The National Nuclear Security Administration (NNSA) recognized the state of Hawaii and the city and county of Honolulu for completing security enhancements on all high priority radiological materials. The voluntary enhancements came with the assistance of NNSA’s Global Threat Reduction Initiative (GTRI) and further improve radiological material security across Hawaii to prevent the material from being lost or stolen. The enhancements also dramatically increase radiological security prior to the Asia Pacific Economic (APEC) Summit that will draw world leaders to Hawaii in November 2011.
“This momentous achievement has helped make our country more secure from the threat of weapons of mass destruction. Securing vulnerable radiological material is a vital part of implementing President Obama’s nuclear security agenda,” said NNSA Administrator Thomas D’Agostino. “I want to thank the state of Hawaii and local officials for their continued support in making our country a safer place for all who live and visit here. Hawaii is the first state that has completed the full range of NNSA/GTRI security enhancement offerings and can serve as a model for other states to follow.”
NNSA’s cooperation with Hawaii began in April 2007 in partnership with the U.S. Department of Agriculture. Hawaii was the first state to volunteer for GTRI’s domestic radiological voluntary security enhancements. In addition to completing radiological material security enhancements on all high priority civilian radiological materials, all alarms and video surveillance were integrated with multiple off-site response locations. A tabletop exercise in conjunction with the Federal Bureau of Investigation (FBI) and other partners was also conducted and Hawaii officials participated in the Alarm Response Training in Oak Ridge, Tenn. This enabled the integration of response by state and county officials.

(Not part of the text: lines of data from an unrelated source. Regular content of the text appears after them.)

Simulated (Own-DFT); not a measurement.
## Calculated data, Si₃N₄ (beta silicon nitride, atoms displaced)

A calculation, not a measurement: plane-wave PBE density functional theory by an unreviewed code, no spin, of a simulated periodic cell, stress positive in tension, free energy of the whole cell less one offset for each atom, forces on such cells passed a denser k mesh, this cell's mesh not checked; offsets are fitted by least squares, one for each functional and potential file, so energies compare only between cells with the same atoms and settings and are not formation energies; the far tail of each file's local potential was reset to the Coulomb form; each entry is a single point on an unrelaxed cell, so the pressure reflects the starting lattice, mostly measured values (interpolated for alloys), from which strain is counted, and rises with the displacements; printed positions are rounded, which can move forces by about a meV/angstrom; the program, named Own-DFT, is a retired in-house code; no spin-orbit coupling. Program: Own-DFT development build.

“The completion of the security enhancements coincides with the upcoming Asia Pacific Economic (APEC) Summit that will be held in Hawaii in November 2011,” said Melvin Kaku, Director of the Department of Emergency Management for the city and county of Honolulu. “President Obama and leaders and representatives from 20 other countries will participate in this event. It was important to have the radiological sources in Hawaii secured under tight enhancement measures.”
Shawn Gallagher, Director for Nuclear Threat Reduction and Nuclear Energy Cooperation at the National Security Council said, “Protecting our homeland is a critical part of worldwide nuclear threat reduction and we take the security of our radioactive materials very seriously. I would like to recognize the importance of this achievement in the context of our global nuclear threat reduction efforts.”
“The collaborative efforts undertaken by NNSA, other federal agencies, and state and local governments have effectively enhanced the security of radiological materials in Hawaii. I am very pleased that Hawaii is safer and now serves as a model for improved security across the nation,” said Sen. Daniel K. Akaka. “We must continue to better secure radiological materials both at home and abroad in order to safeguard human life, health, and economy.”
NNSA’s Y-12 National Security Complex provided radiological security alarm response training to Hawaii and Honolulu city and county first responders and other officials, as well as to officials at facilities which were upgraded. Pacific Northwest National Laboratory and Yamasato, Fujiwara, Higa & Associates, Inc. (YFH), a local Honolulu company, worked with Hawaii to implement the security enhancements, and Sandia National Laboratories installed retro-fit plates on the irradiators which greatly increase the time required to remove the radiological sources. In partnership with the Nuclear Regulatory Commission (NRC) and the Department of Homeland Security, NNSA continues to install voluntary security upgrades at civilian sites in the United States to reduce the potential for theft or misuse of radiological materials that could be used in a dirty bomb. These voluntary upgrades are in addition to security enhancements required by the NRC and state governments since 2006.